HARRISBURG - The number of Pennsylvanians signing up for insurance under the 2010 federal health-care law surged after February and soundly beat the government's expectations for the state, according to figures released Thursday by the U.S. Department of Health and Human Services.
The report, which showed figures for all states through March 31, included people who finished their enrollment process in April after starting it in March.
In New Jersey and Delaware as well, many more residents than expected signed up for the federally run health insurance exchange.
HHS said about 318,000 Pennsylvanians had signed up for coverage through the federally run online insurance marketplace, doubling the total of nearly 160,000 from the end of February. Signups beat projections by 54 percent.
The health insurance plans were accessible to Pennsylvanians through Healthcare.gov, and people with low to moderate incomes were eligible for a tax credit to help subsidize the cost.
About four in five Pennsylvanians who signed up received the taxpayer-subsidized help, the department said.
The rush in March smashed the Obama administration initial projection that 206,000 Pennsylvanians would sign up during the enrollment period for the year, which began Oct. 1 and ended March 31.
The Pennsylvania Health Access Network, a Philadelphia-based group that supports the federal law, said it was excited about the news.
The number of signups is about one in five Pennsylvanians who are estimated to have been uninsured. Census figures say 1.5 million out of 12.8 million Pennsylvanians were uninsured in 2012.
The new report didn't include information on how many of the newly enrolled have actually paid their insurance premiums. With grace periods for enrolling extending into mid-April, many who have signed up weren't obligated to pay until this week.
A report released Wednesday by House Republicans said 67 percent of people who had signed up through federal marketplaces had paid their first month's premiums as of April 15, far lower than payment rates reported by some individual insurers.
Fifty-four percent of those who signed up were women and 46 percent were men, the department said. Half of the enrollees were 45 to 64 years old, while 14 percent were 25 or younger and 36 percent were 26 to 44, it said.
Pennsylvania is relying on a federally run online insurance marketplace, like 35 other states, because Gov. Corbett declined to take on the task.

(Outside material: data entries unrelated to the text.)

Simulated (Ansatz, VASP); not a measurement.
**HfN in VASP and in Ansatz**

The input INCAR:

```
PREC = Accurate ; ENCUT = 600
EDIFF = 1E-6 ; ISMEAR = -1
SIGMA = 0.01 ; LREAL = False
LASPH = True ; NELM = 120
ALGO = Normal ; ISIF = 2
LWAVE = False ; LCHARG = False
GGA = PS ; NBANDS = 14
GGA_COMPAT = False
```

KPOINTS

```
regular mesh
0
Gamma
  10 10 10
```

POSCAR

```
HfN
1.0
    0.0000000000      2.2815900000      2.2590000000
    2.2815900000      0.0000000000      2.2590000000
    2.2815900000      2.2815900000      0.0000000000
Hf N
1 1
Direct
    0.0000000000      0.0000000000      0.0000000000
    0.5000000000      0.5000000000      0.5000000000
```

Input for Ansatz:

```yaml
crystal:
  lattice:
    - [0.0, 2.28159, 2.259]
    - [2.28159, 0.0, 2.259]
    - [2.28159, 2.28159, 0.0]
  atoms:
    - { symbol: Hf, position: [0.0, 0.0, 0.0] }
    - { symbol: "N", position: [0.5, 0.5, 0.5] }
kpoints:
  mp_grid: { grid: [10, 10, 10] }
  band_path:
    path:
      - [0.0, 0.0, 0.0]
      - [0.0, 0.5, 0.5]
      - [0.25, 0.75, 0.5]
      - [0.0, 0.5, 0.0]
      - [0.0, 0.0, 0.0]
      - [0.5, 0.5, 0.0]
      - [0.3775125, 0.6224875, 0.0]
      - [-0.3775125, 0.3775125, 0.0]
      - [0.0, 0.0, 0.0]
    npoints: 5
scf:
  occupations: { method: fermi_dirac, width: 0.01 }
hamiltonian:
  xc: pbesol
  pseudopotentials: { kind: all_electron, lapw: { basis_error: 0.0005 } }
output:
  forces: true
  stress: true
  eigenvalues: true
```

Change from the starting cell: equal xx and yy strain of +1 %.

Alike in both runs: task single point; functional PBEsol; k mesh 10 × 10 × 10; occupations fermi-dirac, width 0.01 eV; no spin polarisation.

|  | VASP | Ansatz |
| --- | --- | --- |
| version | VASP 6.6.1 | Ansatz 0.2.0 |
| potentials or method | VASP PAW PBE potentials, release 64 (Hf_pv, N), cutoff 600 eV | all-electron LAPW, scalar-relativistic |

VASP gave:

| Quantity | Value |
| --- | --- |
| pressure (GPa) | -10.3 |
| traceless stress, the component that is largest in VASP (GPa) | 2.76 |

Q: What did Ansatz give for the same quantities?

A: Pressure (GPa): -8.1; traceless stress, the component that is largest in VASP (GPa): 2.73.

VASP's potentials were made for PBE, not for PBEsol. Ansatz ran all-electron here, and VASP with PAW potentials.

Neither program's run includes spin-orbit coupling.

The federal government said nearly 162,000 people in New Jersey registered before the deadline last month. That's 69 percent more than projected last year.
Delaware exceeded its goal by 76 percent, with 14,087 enrollments.
Nationally, eight million Americans chose a health plan in the new insurance markets in the first year, the department said.
Signups across the country were also higher than expected - but only by 13 percent.